The better idea is to form a coalition of the willing outside the U.N. that, among other things, bars companies around the world that do business with Iran from access to Western capital markets. This is likely to get Beijing’s attention in a way that more diplomatic pleading never will. ~The Wall Street Journal This […]

The better idea is to form a coalition of the willing outside the U.N. that, among other things, bars companies around the world that do business with Iran from access to Western capital markets. This is likely to get Beijing’s attention in a way that more diplomatic pleading never will. ~The Wall Street Journal

This is straight from Danielle Pletka’s playbook, and it is just as foolish the second time around. There are so many companies from both developed and emerging-market countries that do business with Iran that it is difficult to imagine how Washington could ever get all of the relevant governments to sign on to such a proposal. If you think it is hard to get China to agree to stricter measures against Iran, imagine herding the dozen European and Asian governments in question over the cliff to financial disaster. The absurdity of this idea is fairly easy to demonstrate. For example, Pletka complained in her earlier op-ed:

Consider that in the last two years, Brazil’s Petrobras, China’s Sinopec, Italy’s Eni, Japan’s Mitsui Petrochemical and Norway’s Statoil have all reportedly made deals worth more than $10 million each in Iran’s energy sector

There are many more companies than these that would have to be de-listed from all the major exchanges (not to mention all of the ETFs that may own shares in one or more of these companies), and this process would be legally questionable in itself, but just consider what would be involved here. Washington would need to persuade Italian, Japanese and other European governments to bar companies, including their own, from their stock exchanges. They would be asked to penalize Western companies that have not violated any laws and have been engaged in peaceful commerce with another country with which their governments maintain diplomatic relations. All of these governments are supposed to do this to undermine a government most of them recognize for the sake of an anti-proliferation obsession that relatively few of them take seriously. Furthermore, these governments are expected to do this in a shaky economic climate in which renewed investor confidence has been one of the few bright spots. To comply with this insane proposal, this “coalition of the willing” would have to be willing to create tremendous uncertainty in their markets, outrage a large part of their respective business classes and encourage massive capital flight to those exchanges where these companies would still be traded. The flaw in this proposal is the basic flaw in all sanctions regimes: the states (or in this case the markets) that refuse to participate benefit enormously from the self-imposed isolation of the rest. There will always be states and markets willing to take advantage of others’ withdrawal from commerce and trading. Sanctions have to be universal and binding, or they aren’t going to come close to accomplishing their objectives. All that it would take to defeat this effort would be an exchange in Brazil or India (or China!) that does not go along, and that exchange would become an even larger center of trading very quickly.

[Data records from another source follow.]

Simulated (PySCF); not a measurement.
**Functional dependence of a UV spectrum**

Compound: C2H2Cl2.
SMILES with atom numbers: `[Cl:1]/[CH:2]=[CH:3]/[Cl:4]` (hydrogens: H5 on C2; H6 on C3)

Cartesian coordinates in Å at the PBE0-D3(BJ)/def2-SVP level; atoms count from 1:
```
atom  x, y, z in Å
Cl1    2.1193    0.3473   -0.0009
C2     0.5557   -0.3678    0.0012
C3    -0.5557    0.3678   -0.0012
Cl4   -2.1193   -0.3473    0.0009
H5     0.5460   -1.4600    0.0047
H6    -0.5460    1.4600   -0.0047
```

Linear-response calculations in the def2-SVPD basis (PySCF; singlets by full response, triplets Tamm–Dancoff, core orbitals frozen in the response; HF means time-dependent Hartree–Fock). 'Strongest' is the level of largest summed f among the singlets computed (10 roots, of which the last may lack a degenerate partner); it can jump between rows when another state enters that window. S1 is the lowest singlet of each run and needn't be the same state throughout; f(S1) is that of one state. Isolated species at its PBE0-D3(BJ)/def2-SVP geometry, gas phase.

What is all the more amazing about this proposal is that it comes from a paper whose editors are normally fanatical free traders opposed to almost any and all restrictions on the movement of capital or labor. Alarmism over Iran’s nuclear program is apparently more important to them than even this otherwise unquestionable article of faith. Once again, the best ideas of the anti-regime Iran hawks are little more than junk.

P.S. On top of all this, the price paid by the barred companies would be relatively small, it would not discourage them from doing business with Iran, and so it would have essentially no effect on the revenues of the Iranian government. China would not be unduly bothered if Western exchanges barred these companies, as it would simply make trading in Hong Kong that much more attractive to Western investors, so China would not be moved to change its position on sanctioning Iran. Even if Washington could assemble its “coalition of the willing,” it would change nothing with respect to Iran.